From Blackadder to Call the Midwife, from PG Tips to Harry Potter, this is (at last) Miriam Margolyes extraordinary life story, and it’s well worth the wait.
BAFTA award-winning actor Miriam Margolyes, OBE, is Britain’s favourite (and naughtiest) treasure. She has been the voice of everything, from Monkey to the Cadbury’s Caramel Rabbit, and has brought to life a myriad of unforgettable characters from Lady Whiteadder to Professor Sprout. Now, at the age of eighty, she has finally decided to tell her extraordinary life story.
Find out how being conceived in an air-raid gave her curly hair; what pranks led to her being known as the naughtiest girl Oxford High School ever had; how she ended up posing nude for Augustus John as a teenager; why Bob Monkhouse was the best (male) kiss she’s ever had; and what happened next after Warren Beatty asked ‘Do you fuck?’
With a cast list stretching from Scorsese to Streisand, a cross-dressing Leonardo di Caprio to Isaiah Berlin, This Much Is True is as warm and honest, as full of life and surprises, as its inimitable author.
I picked this up because I needed to read something different, and it’s certainly that. It’s also laugh-out-loud hilarious and will have you cheering on Margolyes for her absolute audacity. It’s written as though you’re sitting down for tea – or a few gins – with a masterful storyteller. Margolyes weaves a riveting tale into this or, more accurately, multiple tales, and as she points out, those the lawyers allowed her to retain.
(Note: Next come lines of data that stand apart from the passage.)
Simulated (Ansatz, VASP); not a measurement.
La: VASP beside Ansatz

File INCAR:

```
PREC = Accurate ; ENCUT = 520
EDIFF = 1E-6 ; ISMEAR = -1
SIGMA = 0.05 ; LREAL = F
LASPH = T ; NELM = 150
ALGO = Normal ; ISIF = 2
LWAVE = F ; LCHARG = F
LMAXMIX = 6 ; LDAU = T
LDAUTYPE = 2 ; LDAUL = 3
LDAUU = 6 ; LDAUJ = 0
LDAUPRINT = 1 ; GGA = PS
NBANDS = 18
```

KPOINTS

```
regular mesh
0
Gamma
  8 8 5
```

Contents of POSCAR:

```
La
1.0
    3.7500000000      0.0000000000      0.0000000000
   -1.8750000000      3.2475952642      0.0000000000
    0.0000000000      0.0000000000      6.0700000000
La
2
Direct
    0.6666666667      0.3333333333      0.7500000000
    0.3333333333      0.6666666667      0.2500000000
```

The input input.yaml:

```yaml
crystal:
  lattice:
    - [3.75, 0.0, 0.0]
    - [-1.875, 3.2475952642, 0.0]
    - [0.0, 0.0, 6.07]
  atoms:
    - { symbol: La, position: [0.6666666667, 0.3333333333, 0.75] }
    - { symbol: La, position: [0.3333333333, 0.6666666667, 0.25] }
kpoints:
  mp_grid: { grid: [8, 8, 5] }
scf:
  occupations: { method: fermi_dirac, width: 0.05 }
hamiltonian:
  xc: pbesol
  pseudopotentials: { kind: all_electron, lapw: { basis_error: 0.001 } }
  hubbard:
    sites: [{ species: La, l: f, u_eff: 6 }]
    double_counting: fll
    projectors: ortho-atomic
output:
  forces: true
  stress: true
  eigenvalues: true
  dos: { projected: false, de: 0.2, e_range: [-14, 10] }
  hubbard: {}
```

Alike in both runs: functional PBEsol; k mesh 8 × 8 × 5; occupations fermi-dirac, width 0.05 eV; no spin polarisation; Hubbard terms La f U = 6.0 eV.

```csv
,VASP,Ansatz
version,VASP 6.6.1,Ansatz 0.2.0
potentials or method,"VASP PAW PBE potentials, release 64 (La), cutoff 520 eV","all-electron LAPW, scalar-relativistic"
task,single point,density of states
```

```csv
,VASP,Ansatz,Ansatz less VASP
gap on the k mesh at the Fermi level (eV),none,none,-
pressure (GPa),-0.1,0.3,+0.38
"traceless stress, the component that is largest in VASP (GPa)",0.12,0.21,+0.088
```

From declaring her love to Vanessa Redgrave to being told to be quiet by the Queen, this book is packed with brilliant, hilarious stories. But it also has incredible heart and intelligence. It’s the story of a woman who has fought systems, and labels, and misogyny (oh the Monty Python crew) and homophobia her entire life, but with an old school attitude that in these politically correct times is incredibly refreshing. She doesn’t diminish the road bumps in life, but with the wisdom of age, sees them for the entertainment they are.
Another special layer to this book is her relationship with her long-term Australian partner Heather. Their relationship, while not secret, has remained private. Margolyes deep love for her partner of over fifty years shines through here.
The highlight for me was her theatre stories; the actors she worked with, the productions she worked on, the incredibly colourful vagabond life that these artists lead. From her days at Cambridge to Broadway and her life on the road with shows such as Fiddler on the Roof, these chapters are a gossip fest of famous actors, theatrical legends, and work anecdotes.
Stephen Fry says on the cover: ‘There is no one on earth quite so wonderful.’ I’d have to agree. I had the best time with this book – two nights of pure and utter entertainment. Margolyes writes: ‘From the very beginning, I always wanted to connect with people using language and humour and naughtiness. I hope people will like me, but if they don’t, I want them to notice me.’ It’s impossible to not like her. This Much is True is a rollicking read.